Thanks again. But in my mind that doesn’t really explain the Higgs mass prediction/estimate going from 126 +/- 2.2 GeV to 130 GeV… The reason you have that +/- 2.2 GeV is (among other things) that the mass of the top quark mass is uncertain, right? So how could a new measurement of the top quark mass make the prediction for the Higgs mass jump so far (unless the new top quark mass was wildly unexpected)?
I think you misunderstand the way the Higgs mass is calculated here. This is a highly non-linear relationship that is extremely sensitive to the top quark mass. In fact the second most massive quark would only contribute a fraction of one thousandth to the result (which is why it was ignored in the paper).

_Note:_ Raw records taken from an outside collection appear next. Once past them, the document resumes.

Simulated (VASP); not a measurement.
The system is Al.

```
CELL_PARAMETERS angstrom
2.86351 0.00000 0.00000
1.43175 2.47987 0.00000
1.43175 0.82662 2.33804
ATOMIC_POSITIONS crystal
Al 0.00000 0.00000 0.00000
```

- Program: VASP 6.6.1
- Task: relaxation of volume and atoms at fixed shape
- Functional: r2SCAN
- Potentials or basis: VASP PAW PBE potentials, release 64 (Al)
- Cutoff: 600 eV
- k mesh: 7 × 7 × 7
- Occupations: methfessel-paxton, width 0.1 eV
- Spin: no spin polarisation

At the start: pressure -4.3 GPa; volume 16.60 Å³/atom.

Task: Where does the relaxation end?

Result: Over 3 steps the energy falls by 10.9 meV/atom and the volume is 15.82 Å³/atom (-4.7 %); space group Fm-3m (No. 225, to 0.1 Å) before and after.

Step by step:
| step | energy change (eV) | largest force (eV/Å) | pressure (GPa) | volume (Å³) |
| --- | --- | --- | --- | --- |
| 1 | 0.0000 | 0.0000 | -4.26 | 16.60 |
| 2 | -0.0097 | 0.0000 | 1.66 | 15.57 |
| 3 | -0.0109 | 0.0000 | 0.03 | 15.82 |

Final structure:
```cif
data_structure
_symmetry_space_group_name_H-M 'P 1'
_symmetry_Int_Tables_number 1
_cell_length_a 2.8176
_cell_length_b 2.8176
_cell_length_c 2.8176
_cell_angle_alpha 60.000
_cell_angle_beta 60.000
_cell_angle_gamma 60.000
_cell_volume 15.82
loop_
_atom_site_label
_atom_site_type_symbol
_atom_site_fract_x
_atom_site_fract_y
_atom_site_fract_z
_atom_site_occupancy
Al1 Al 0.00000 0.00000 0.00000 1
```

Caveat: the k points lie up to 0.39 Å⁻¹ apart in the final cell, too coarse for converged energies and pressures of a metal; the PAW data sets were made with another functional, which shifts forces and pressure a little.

Consider this toy example: The mass m is calculated from some parameter like m~=b^4 and that parameter b was measured b=2.0±0.1. Using Gaussian error propagation, m would be 16±3.2. Now update the measurement of b just slightly to b=2.1±0.05. That 5% change in b changes the result to m=19.45±1.85 -> more than 20%, and with just one standard deviation of difference in b. The relationship is not linear.

That’s a clarifying example. But note that what happened with the Higgs mass was significantly more extreme than your example. All I’m saying is that I found that surprising. But you’re right, it could potentially be an extreme non-linearity that caused the surprise.